Part of the book series: Advances in Intelligent Systems and Computing ((AISC,volume 196))

Abstract

An interesting approach towards human-level intelligence has been proposed at BICA 2011 [1]. Namely, it is proposed that an intelligent artificial BICA agent would be able to win a political election against human candidates.

The current work proposes another approach. Our approach is based on the fact that the most serious cognitive processes are processes of scientific cognition. The background of this approach is the report by Modest Vaintsvaig at the Russian conference “Neuroinformatics-2011” [2]; that report considers the models of an autonomous agent that tries to cognize elementary laws of mechanics. The agent observes movements and collisions of rigid bodies, forms its own knowledge about interactions of bodies. Basing on these observations, the agent can generalize its knowledge and cognize regularities of mechanical interactions. So, modeling of such autonomous agents, we can try to analyze, how agents could discover (by themselves, without any human help) elementary laws of mechanics. Ultimately, such agents could discover three Newton’s laws of mechanics. Thus, we can investigate autonomous agents that could come to the discovery of the laws of nature. It is natural to think that these agents have human-level intelligence.

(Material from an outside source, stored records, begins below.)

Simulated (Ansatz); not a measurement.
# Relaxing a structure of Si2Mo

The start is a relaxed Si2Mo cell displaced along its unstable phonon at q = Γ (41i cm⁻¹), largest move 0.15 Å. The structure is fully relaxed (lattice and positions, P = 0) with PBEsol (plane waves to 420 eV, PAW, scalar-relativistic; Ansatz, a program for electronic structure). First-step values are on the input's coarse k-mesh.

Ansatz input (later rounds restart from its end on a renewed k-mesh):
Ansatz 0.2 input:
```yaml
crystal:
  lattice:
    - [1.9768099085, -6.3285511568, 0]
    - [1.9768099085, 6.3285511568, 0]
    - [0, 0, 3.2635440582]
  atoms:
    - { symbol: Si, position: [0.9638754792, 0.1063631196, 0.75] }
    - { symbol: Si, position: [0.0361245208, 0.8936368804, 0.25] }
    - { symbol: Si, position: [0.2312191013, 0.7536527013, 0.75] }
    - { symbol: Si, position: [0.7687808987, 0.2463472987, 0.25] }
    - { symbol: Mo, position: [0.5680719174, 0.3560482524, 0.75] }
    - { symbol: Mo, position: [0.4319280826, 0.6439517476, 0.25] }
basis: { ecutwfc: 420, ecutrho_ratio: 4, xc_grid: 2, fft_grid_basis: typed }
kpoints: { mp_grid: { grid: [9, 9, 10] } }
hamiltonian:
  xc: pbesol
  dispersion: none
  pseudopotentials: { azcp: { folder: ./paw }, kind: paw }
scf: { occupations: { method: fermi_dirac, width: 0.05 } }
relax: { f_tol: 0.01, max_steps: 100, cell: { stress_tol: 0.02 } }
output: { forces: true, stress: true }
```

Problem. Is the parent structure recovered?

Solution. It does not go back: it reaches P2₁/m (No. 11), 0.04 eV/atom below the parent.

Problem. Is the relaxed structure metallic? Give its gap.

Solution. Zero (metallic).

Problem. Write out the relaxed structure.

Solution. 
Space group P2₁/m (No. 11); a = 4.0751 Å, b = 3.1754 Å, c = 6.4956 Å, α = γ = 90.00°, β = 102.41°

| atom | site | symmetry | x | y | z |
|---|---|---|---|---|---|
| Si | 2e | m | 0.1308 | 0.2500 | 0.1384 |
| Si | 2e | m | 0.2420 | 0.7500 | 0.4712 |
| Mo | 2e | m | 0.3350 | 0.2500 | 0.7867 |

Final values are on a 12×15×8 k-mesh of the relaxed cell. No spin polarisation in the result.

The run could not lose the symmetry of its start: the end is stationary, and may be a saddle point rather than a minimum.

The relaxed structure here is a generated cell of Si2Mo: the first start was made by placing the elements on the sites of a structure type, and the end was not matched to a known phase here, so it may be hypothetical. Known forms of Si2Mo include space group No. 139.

Using our knowledge about scientific activity of Isaac Newton, we can represent intelligence of such investigating agent in some details. The agent should have an aspiration for the acquisition of the new knowledge and for the transforming of its knowledge into compact form. The agent should have the curiosity that directs the agent to ask the questions about the external world and to resolve these questions by executing real physical experiments. The agent should take into account the interrelations between different kinds of the scientific knowledge. It is natural to assume that a certain society of cognizing agents exists; the agent of the society informs other agents about its scientific results. For example, considering Isaac Newton as a prototype of the main agent, we can consider also agents that are analogous to Galileo Galilei, Rene Descartes, Johannes Kepler, Gottfried Wilhelm Leibniz, Robert Hooke. The agent should have the self-consciousness, the emotional estimation of the results of its cognition activity and the desire to reach the highest results within the society. Agents should have the tendency to get the clear, strong and compact knowledge, such as Newton’s laws or Euclidean axioms.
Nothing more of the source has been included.